[Feature Request] Determinant Function

MasonProtter opened 4 years ago

MasonProtter commented 4 years ago

We currently don't have a way to take determinants of matrices on the GPU as far as I know. It'd be really nice if we could do that.

carstenbauer commented 2 years ago

Came up here again: https://discourse.julialang.org/t/determinant-of-cuda-matrix/77245/3

I mentioned

julia> M = rand(10,10);

julia> Mgpu = cu(M);

julia> det(M) # cpu

julia> prod(diag(LinearAlgebra.LAPACK.getrf!(M)[1])) # cpu

julia> prod(diag(CUSOLVER.getrf!(Mgpu)[1])) # gpu

But I think the sign is uncertain here!

HenriDeh commented 2 years ago

Indeed, there is a sign issue. I get a negative determinant for a PSD matrix:

LinearAlgebra.det(m::CuMatrix) = prod(diag(CUSOLVER.getrf!(m)[1])) #Shameless type piracy
A = rand(10,10)
S = A*A'
S_d = cu(Σ)
det(S) == -det(S_d) #true

Since I only need it for PSD matrices, I can work it around by adding taking the abs. I can't help more though; I don't have a strong background in LA.

stevengj commented 2 years ago

You have to multiply by the sign of the permutation. Something like:

function det!(A::CuMatOrAdj)
    A, ipiv = CUSOLVER.getrf!(A)
    return prod(diag(A)) * (isodd(count(((k,i),) -> k != i, enumerate(ipiv))) ? -1 : 1)
LinearAlgebra.det(A::CuMatOrAdj) = det!(copy(A))

PS. This is not "type piracy" because the CuMatOrAdj type is specific to this package.

stevengj commented 2 years ago

Note that you'll also want to provide logdet and logabsdet, which can be computed with much the same code (you just take the sum of the logs of the |diagonals| instead of the product, and keep track of the signs).
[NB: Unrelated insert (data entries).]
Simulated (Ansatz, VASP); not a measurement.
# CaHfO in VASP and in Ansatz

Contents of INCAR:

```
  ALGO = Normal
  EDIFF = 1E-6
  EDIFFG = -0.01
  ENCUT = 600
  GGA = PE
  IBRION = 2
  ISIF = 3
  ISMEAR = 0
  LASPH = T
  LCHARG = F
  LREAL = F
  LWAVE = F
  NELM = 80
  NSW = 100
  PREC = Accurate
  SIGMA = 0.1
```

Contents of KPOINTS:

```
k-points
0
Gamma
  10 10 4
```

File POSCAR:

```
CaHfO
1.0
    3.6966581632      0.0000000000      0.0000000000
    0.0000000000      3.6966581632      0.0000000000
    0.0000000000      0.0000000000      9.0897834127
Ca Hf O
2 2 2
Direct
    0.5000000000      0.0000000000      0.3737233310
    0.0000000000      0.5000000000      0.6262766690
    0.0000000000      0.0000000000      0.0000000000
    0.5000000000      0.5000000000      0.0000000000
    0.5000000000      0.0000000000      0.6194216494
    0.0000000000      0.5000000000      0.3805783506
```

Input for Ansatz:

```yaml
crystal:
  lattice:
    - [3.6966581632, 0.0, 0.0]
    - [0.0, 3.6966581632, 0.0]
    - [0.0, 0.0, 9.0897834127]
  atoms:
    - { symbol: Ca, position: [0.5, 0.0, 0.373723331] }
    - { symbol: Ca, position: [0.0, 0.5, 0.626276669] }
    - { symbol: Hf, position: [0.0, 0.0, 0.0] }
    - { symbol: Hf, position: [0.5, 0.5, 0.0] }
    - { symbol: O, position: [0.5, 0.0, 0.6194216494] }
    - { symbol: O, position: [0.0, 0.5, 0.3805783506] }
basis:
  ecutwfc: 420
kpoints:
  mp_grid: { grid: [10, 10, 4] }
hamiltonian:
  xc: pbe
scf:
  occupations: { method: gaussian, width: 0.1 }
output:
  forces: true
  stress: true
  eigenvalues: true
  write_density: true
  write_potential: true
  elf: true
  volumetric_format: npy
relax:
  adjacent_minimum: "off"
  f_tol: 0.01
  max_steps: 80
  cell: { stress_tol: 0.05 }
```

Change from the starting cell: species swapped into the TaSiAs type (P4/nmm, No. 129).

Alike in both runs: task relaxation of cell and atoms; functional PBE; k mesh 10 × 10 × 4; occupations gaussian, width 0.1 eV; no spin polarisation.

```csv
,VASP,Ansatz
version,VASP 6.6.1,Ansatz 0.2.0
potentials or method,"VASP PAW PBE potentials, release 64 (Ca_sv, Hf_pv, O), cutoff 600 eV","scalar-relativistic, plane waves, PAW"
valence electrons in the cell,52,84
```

carstenbauer commented 2 years ago

Was going to suggest the same as Steven, i.e. multiplying by the sign of the permutation:

My draft implementation was

function det!(m::CuMatOrAdj)
   X_d, ipiv_d = CUSOLVER.getrf!(m)
   diags = Array(diag(X_d))
   ipiv = Array(ipiv_d)
   det = one(eltype(diags))
   @inbounds for i in 1:length(ipiv)
       det *= diags[i]
       if i != ipiv[i]
           det = -det
   return det
LinearAlgebra.det(A::CuMatOrAdj) = det!(copy(A))

I guess the only question is how to most efficiently implement this.

BTW, do we need a CUDA.@sync to be safe?

carstenbauer commented 2 years ago

HenriDeh commented 2 years ago

Yes, it's a copy-paste from my code, where it is piracy.

HenriDeh commented 2 years ago

All of the implementations proposed here are much slower than a CPU equivalent I fear. I made this benchmark where I compute the logdet without needing the LU decomposition (I assume it was done before):

using CUDA,LinearAlgebra,BenchmarkTools

L = LowerTriangular(rand(32,32)) 
L_d = L |> cu

#Given L or U, compute logdet of L*U
function mylogdetLorU(LorU::Union{LowerTriangular{<:Number, <:CuArray}, UpperTriangular{<:Number, <:CuArray}})
    return 2*mapreduce(log, +, diag(LorU), init = 0f0) #fastest I could find

@btime mylogdetLorU($L_d) #85.6 μs
@btime 2*logdet($L) #186.18 ns

I find identical performance with the above implementations of det! (from which I strip off the getrf! since in my case it's already done).

I think they allocate too much (the CPU implementation does not allocate at all).

SBuercklin commented 2 years ago

I have a logdet implementation inspired by @carstenbauer's code above, and it's faster than the CPU implementation for the case I care about:

function logdet!(m)
   X_d, ipiv_d = CUSOLVER.getrf!(m)
   ipiv = Array(ipiv_d)

   ldet = sum(log, diag(X_d))
   ldet += im * π * get_count(ipiv)

   return real(ldet) + im*(imag(ldet) % 2π)

function get_count(ipiv)
    return @inbounds count(i -> isequal(i, ipiv[i]), 1:length(ipiv))

my_logdet(A) = logdet!(copy(A))

Timing it:

julia> A = randn(ComplexF64, 1024, 1024);

julia> A_d = CuArray(A);

julia> @belapsed logdet($A)

julia> @belapsed my_logdet($A_d)

julia> isapprox(logdet(A), my_logdet(A_d); rtol = 1e-8)

get_count is non-allocating, but we could do it with a mapreduce or similar. You should be able to do the same thing for det and determine the sign similarly. My only concern about this is we still need to pull the ipiv array to the CPU, is there a nice built-in way to do it on GPU?

HenriDeh commented 2 years ago

I guess the overhead of diag allocating on the GPU is insignificant when one gets the GPU speed up for the decomposition. My use case is probably too specific to deserve an investigation here.